When I first saw the trailers for Dunkirk, I was disinclined to see the film and that was not just because of Christopher Nolan. Hollywood has an incredibly real problem with war movies. Oh, they do propaganda films quite well, where people die onscreen and there are good guys, who basically win, and bad guys, who don’t, and maybe we tear up and a lot of shit got blowed up and all that jazz. The story of Dunkirk is readymade for that kind of rah, rah heroism bullshit as well. The British pulled off a bloody miracle rescuing those stranded soldiers, a massive groundswell supported rescue of the doddering incompetence of the powers that be that feels so appropriate right now as the people struggle to rescue themselves from the political classes. It’s not hard to imagine the Hollywood version of the Operation Dynamo story that lets our hearts swell with the success of this magnificent rescue and lets us off the hook for the hard parts.

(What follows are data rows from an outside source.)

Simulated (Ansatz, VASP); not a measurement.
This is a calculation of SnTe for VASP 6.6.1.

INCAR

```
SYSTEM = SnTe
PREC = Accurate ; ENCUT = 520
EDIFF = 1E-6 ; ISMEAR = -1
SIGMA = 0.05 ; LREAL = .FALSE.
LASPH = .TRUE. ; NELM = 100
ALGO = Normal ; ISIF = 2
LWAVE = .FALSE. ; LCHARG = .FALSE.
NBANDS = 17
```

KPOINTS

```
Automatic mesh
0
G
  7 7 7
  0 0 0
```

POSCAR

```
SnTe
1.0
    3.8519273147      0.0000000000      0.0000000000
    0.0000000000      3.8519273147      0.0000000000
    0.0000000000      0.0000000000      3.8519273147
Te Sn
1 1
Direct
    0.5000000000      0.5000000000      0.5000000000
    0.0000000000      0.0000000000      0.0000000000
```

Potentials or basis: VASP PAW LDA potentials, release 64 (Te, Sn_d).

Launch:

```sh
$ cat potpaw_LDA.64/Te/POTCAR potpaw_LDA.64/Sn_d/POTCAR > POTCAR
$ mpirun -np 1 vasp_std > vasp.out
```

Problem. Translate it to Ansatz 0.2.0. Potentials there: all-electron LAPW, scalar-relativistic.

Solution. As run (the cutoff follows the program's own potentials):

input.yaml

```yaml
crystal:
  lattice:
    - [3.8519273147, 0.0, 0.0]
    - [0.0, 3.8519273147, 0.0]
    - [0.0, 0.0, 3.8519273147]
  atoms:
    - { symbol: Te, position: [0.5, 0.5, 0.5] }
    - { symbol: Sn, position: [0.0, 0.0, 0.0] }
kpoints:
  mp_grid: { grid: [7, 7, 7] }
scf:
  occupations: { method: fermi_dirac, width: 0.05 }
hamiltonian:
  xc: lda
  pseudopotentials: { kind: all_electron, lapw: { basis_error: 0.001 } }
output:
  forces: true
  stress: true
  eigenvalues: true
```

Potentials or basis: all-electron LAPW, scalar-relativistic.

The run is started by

Hard parts like the fact that hundreds of thousands of men should not have been on the shallow beaches of Dunkirk for a month, lining up day after day in the long wait for no rescue, just acting like sitting ducks for whatever German planes wanted to make target practice out of them. The colossal failure of the French and the British to plan for the German invasion coupled with a combo platter of German arrogance and strategic stupidity is what makes the miracle of Dunkirk possible. I really didn’t want to see a movie that celebrated an event that should never have bloody well happened in the first place by a filmmaker who drives me bonkers.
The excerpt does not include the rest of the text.